They filed leaves of absence, some purportedly to seek other employment, because subsisting on their regular salaries of some 14 to 15 thousand pesos a month, plus 50 percent overtime pay limits, was unacceptably unrewarding.

What is incomprehensible is that such a blatant violation of legal pay limits has been allowed for the past several years, until DBM Secretary Ben Diokno, the eagle-eyed comptroller of the Philippine government’s spending, cried foul and ordered a halt.

Reprehensible though (even if one understands that it is extremely difficult to subsist on 15,000 monthly pay with a 50-percent overtime allowance after receiving three times more in the past) is the attitude of public servants to deliberately cause undue vexation and imperil visitor arrivals in order to protest the removal of benefits previously enjoyed because their superiors looked the other way around to conveniently give them benefits beyond what the law allows.

Dura lex, sed lex, Diokno maintains, and President Duterte approves.  And a public servant is sworn to serve the public, which should be incontestable.

Meanwhile, the long, long lines continue, and no excuses are acceptable to an angry public.  It’s Holy Week, and many Filipinos, the new middle class included, are traveling and they risk missing their flights unless, they get to the airport four hours before their scheduled flights.

Only in the Philippines.

* * *  

Top of the news in the past week were the sudden dismissal of the soft-spoken and unassuming Secretary Mike Sueno of the DILG, followed two days later by a relatively obscure undersecretary in the Office of the Cabinet Secretary who was delegated to represent her superior in some agencies, more particularly the National Food Authority.

Being out of the country for some time, this writer knows just about as much or as little as the news reader, of the reasons behind the President’s angry decisions.  There are certain sensitive matters you would rather not know details about, especially when it involves people you personally know or agencies you have served in the past.

There are certain facts that we need to establish, insofar as the issues hounding the National Food Authority which is principally mandated to ensure that there is enough affordable rice available to the consumer at all times.

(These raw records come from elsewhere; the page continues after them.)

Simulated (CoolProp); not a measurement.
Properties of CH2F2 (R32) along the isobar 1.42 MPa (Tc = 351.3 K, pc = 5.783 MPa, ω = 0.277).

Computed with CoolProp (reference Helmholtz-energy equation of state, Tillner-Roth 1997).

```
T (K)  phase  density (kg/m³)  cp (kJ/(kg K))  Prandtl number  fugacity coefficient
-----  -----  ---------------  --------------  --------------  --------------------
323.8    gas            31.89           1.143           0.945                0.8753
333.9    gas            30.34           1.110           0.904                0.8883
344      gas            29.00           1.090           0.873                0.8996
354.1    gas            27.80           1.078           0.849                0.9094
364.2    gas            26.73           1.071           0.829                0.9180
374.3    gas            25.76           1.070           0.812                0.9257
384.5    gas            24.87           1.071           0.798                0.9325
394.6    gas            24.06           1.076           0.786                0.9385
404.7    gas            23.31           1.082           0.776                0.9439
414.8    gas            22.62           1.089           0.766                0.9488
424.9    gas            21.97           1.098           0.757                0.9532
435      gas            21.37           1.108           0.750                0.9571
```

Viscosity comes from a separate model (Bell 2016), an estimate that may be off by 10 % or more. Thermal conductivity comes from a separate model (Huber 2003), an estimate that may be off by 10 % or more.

Being a GOCC, policies of the NFA are decided upon collegially by the National Food Authority Council, and the administrator is tasked to implement the same.

This is why the administrator sits as vice chairperson of the NFAC, whose chairman could either be the Secretary of Agriculture or someone designated by the Office of the President.

There will be times when the administrator disagrees with the decisions of the NFAC, but as a matter of law and a basic principle of governance, he has to follow and implement policies set collegially.

During my watch, I did not believe that rice self-sufficiency could be achieved within the timeline set by the chairman of the NFAC, then the DA secretary, but I had to go along.  I appealed to the Office of the President, disputing the glowing projections the then secretary of DA told the chief executive.  The numbers, I maintained, did not add up.  But the president pronounced that rice self-sufficiency by 2013 was a cornerstone goal of his administration, and that was that. 

Neither did I agree with the policy of giving so much import allocations to farmer cooperatives that the DA secretary wanted under the private-sector financed import policy which the economic managers maintained then (as they do now) over big government-to-government imports.  I told the Council chairman that the farmer cooperatives could be used as fronts by big traders, as in the past under the Arroyo administration.  But the chairman wanted a policy that was politically correct, and again, the Council deferred to him.

Still and all, we at the NFA, and I must recognize the good staff support I received, both from career employees and the few co-terminus assistants I brought in, managed to maintain stable rice prices and year-round availability, even during stressful calamities.  This despite drastic reductions in import levels through G-to-G (direct government purchases) which brought down NFA’s clearly unsustainable debt levels from P178 billion to P143 billion in less than two years.

NFA will always be a difficult agency to manage because the mandate is essential to food security, and therefore national security, and worse, because it has to grapple with policy contradictions that have yet to be resolved with some degree of finality by the economic managers and the presidency itself.  

The indubitable timeline faces the rice sector and food security come June 30, 2017, when the WTO waiver known as quantitative restrictions on rice importation expires.  This probably explains why there is a dispute between the administrator who wants to import immediately on a G-to-G basis, as against the NFAC position weighing in favor of private sector-led imports. 

Suffice it to say that data fed to the economic managers and the President should always be correct.  By and large, agricultural statistics in this country have been reliable enough.  It is a matter of balancing the correct projections of rice productivity versus the predictable consumer demand.

Always, always, the Office of the President and the economic managers who are represented in the NFA Council by highly knowledgeable experts, must be fed the right information.  Numbers are numbers.

Once the numbers are incorrect, for whatever reasons, we will have long lines of poor people queuing for rice.  That happened in several junctures in our history, most recently in 1995 (FVR) and 2008 (GMA).  And prices of rice, which constitute 8.92 percent of the basket of goods and services that determine the price index, could jump up drastically, as in 2014, which prompted President Aquino to remove NFA, along with NIA and PCA from Alcala’s DA to his own office, where it remains to this date.

Long lines and long faces.  Short patience and short rice supply (real or manipulated).  Let us all be forewarned of the consequences of inaction or wrong actions.